Children manipulate. Every parent knows this as an almost universal law of child behavior. It is the person who has never been a parent who sometimes buys into some idealistic mantra like "A Child Would Not Lie," a belief that was very common in the 1970's when many of our child abuse laws were written. But, how can you tell when a child is being straight forward, or when the child is being manipulative?
Educational Consultant Marla Simon found a great article that gives six major patterns of manipulation a child (especially teens) will use to get their way. Written by Lisa Zarnoksky and titled 6 WAYS YOUR TEEN IS PLAYING YOU, I would hope that all parents of teens would study it. Perhaps it would be even more enlightening to adults who haven't had the parenting experience and are confused by all the conflicting claims of how to understand what children are doing, and accusations that the parent is the problem, or the child needs fixing etc. This brings up the question as to why children might manipulate. Simply to say that they manipulate to get their way doesn't really answer the question.

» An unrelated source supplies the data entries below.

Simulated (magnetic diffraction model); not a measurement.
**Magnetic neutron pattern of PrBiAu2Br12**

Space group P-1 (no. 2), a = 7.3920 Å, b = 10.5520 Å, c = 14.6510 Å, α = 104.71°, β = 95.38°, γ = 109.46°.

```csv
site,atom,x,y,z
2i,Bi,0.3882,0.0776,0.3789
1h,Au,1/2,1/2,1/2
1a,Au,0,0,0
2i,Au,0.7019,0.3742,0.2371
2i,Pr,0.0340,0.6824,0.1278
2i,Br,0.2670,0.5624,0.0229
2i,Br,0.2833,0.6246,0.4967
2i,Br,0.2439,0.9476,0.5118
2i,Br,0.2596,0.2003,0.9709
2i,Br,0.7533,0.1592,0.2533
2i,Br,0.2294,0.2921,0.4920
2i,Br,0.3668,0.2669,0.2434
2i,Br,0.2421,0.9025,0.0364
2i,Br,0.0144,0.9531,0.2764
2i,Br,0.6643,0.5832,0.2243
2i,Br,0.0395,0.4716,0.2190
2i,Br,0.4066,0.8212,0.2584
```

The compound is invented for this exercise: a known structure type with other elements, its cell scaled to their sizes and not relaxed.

I think it comes down to a matter of control in order to gain security. They manipulate for control and thus hope they will then be secure when they get their way. Every living thing, and especially humans, wants to be in control of their own life. Even children want their views and thoughts to at least matter. Much of the acting out teens do are an attempt to gain control over their lives, and manipulation is sometimes used when the child feels they have no control over their lives and are feeling very insecure. When, in their view, their views, needs and/or wants are ignored, or brushed aside as being "childish," is when a child escalates. Manipulation, temper tantrums, lying, and anger are all efforts at control to solve their own problems by an escalation to try regaining some control over their lives and that elusive goal of security.
Being inexperienced, these efforts are often counter-productive and the child often winds up being their own worst enemy. It is the adults' responsibility to understand what is happening in the child's head and work to help the child gain some control or some say in their lives that the child felt was lacking. They need to teach the child healthy ways to obtain some control so they no longer have a feeling of powerlessness.
The child needs to be taught how to gain control in positive ways in appropriate matters, and also taught that in other ways they shouldn't be in charge. The goal is a process of learning how to be an adult, and part of that knows when they should be in charge, and when they need to allow others to be in charge.
As the old saying goes, sometimes you drive the bus, and sometimes you just ride in the bus, and a mature adult will know which is appropriate. Response by:
Dodge Johnson IECA, NACAC, CEP
Educational Consultant
Pennsylvania dodge.johnson@comcast.net
[The following was in response to this essay. I think the writer added good insight to the topic of control so I am including it here with his permission. -Lon]
Of course teens play their parents, and methods Ms. Zamosky describes are as good as any in classifying a pretty imaginative range of tools. And there's no question that kids will fight for autonomy, even in things they aren't ready to handle. Sometimes, though they protest, they are even grateful when limits are set if for no other reason than that they don't want to deal with peer pressure.
What bothers me is the assumption in her piece that the parents are right and the kids are wrong. And I don't think that's always true, particularly in this age of helicopter parents, which I see all the time in my college practice. Too many parents speak of "our" college list and "our" essays rather than letting their kids develop their own with parents' help and advice.
There was a piece in the Times Education section this week about how colleges are inventing ways to separate parents from their freshmen and how some parents are hanging around town just in case their kids need them. The real problem is that parents can't let go. And too often that reflects the history of how they were raised.
My point is that too many parents are also manipulating their kids - for reasons that inhere in the parents and not necessarily for the benefit of their child. Consequently, some aren't ready to deal effectively with adult decisions because they've had little practice in making age-appropriate choices and dealing with consequences.
Of course parents need to know what to do when their kids 'play' them. But they also need to let their kids take real responsibility in things that won't do permanent harm - so that their sons and daughters can learn the skills of self-actualization and adulthood before they go off to college.